The other day I finished Oil on the Brain: Adventures From the Pump to the Pipeline by Lisa Margonelli. This journalistic survey of the worldwide oil industry attempts to make two points.
The first concerns the ogres who rip us off at the pump.
Ms. Margonelli begins her book at a local gas station. Gas stations are simple places, right? Well, if you don't know anything about them (I can't say I know much) they certainly seem to be. Learn something, though, (as the author took the trouble to do) and you find that running a gas station is not just hard work but also a remarkably risky and complex job. So, for that matter, is being a distributor who sells gasoline to gas stations or running the refinery that sells its gasoline to distributors. Drilling for oil isn't a piece of cake either. Unhappily, for the people who love to believe that we are victims of vast conspiracies, all too many of the oil industry employees Ms. Margonelli portrays in her book seem to be over-worked and under-paid. As for their, mostly small, businesses they function in such a ferociously risky and competitive environment that they are poorly cast in the role of ogre.

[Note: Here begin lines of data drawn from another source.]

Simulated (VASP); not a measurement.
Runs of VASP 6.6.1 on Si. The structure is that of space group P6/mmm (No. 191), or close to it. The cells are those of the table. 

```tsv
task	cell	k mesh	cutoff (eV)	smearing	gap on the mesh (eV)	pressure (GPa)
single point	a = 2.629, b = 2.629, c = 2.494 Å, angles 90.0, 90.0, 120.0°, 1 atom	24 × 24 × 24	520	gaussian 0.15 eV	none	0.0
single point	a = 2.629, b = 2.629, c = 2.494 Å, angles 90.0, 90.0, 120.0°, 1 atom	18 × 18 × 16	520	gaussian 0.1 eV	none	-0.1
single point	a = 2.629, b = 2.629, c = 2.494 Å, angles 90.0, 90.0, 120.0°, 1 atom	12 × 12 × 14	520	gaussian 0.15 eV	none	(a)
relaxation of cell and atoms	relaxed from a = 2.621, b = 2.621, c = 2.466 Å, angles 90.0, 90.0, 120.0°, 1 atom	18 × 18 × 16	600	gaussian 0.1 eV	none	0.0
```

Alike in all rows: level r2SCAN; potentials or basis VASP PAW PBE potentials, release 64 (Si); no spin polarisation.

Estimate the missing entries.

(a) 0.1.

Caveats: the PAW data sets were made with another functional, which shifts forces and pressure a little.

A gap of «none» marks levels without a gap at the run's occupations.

How about the big oil companies? They're still evil, right? Well in some ways maybe but, mostly, no. They too are caught between customers who want the world for a dollar a gallon and scapegoating by third world governments who themselves are characterized by a mix of corruption, incompetence and greed.
So where's the villain? Doesn't a good story need a villain? Yes it does and this leads to Lisa Margonelli's second point. It's not the people and it's not even the companies. It's the product.
Basically, oil is different than other commodity. There is something about its current indispensability that makes dealing with it at all, on virtually any level, a deal with the devil. To hammer home her point the author focuses on the oil state. She looks at four dreadful examples in particular - Venezuela, Chad, Iran and Nigeria.
Absent oil, none of these countries has ever had a lot going for it economically. Chad, in particular, is and always has been an economic basket case. The discovery of oil, then, should be economic salvation, shouldn't it?
That's the problem. It rarely seems to be. Indeed, it is often the exact opposite. Petroleum has the power to distort governments and economies to such an extent that, instead of creating wealth, oil often ends up creating conflict, corruption, environmental degradation and even more poverty.
As she does with the various players in the oil industry itself, the author's portrayal of the people caught in the web of the oil state is extremely sympathetic. Actually, in fact, I thought she was a little too sympathetic in her portrayal of the Iranians but, in terms of the overall point she is making about the oil state, that's neither here nor there.
It's easy to blame oil companies for every evil relating to oil. However, it is governments who are responsible for the well being of their people, not oil companies. So, if you want scapegoats, by all means blame the oil companies. If you want explanations, though, things turn out to be more complicated.
Basically, when oil is discovered in a poor country no government can refuse to give in to the temptation to exploit the discovery. Neither can oil companies fail to do what it takes to produce oil wherever they find it. After all, they cannot live without new supplies of oil. As for the population, naturally they expect to benefit from the windfall brought by oil. How could they not? So people innocently put up with the depredations necessary to extract the stuff.
Somehow, though, the ending is rarely happy. Local industries cannot compete with the salaries paid by the oil companies. So they die. Governments don't need to tax their populations to raise revenue. Sounds great but this also means that they do not need the cooperation and support of their populations in order to raise tax revenues. The result is usually autocracy - "no representation without taxation," as the saying goes. However, flush with money but lacking the institutions capable of handling their newfound wealth, the spending of oil state governments is often irresponsible and invariably corrupt. The result is tragedy.
So what's the solution to the dilemmas presented by oil? In the author's eyes there is only one solution. The world must wean itself off the stuff. Fair enough. It's not a particularly original conclusion but, given that she has done her homework, Ms. Margonelli can make it with some authority.
She uses alternative fuel developments in China to illustrate the direction she believes we should move in. My own sense is that her choice of location is interesting but a bit problematical. Yet, the direction the author clearly feels we should move in - to transition from an oil to a hydrogen based economy - is very probably (if it is technically possible) our best long term option.
Oil on the Brain was an easy and enjoyable read. Whoever knew that a chapter on gas station operations could be so interesting? Still, it deals with serious problems and draws serious conclusions.
The universal craving for endless quantities of petroleum in a world of limited supply has turned oil into the economic equivalent of an addictive drug. We need to get beyond scapegoating people and industries and start to deal with the reality of our addiction.
The problem is that, however destructive oil may have become, there are no panaceas. So going cold turkey is not really an option. Yet we do need to develop other fuels. This is hardly an original argument but Oil on the Brain does make it a persuasive one.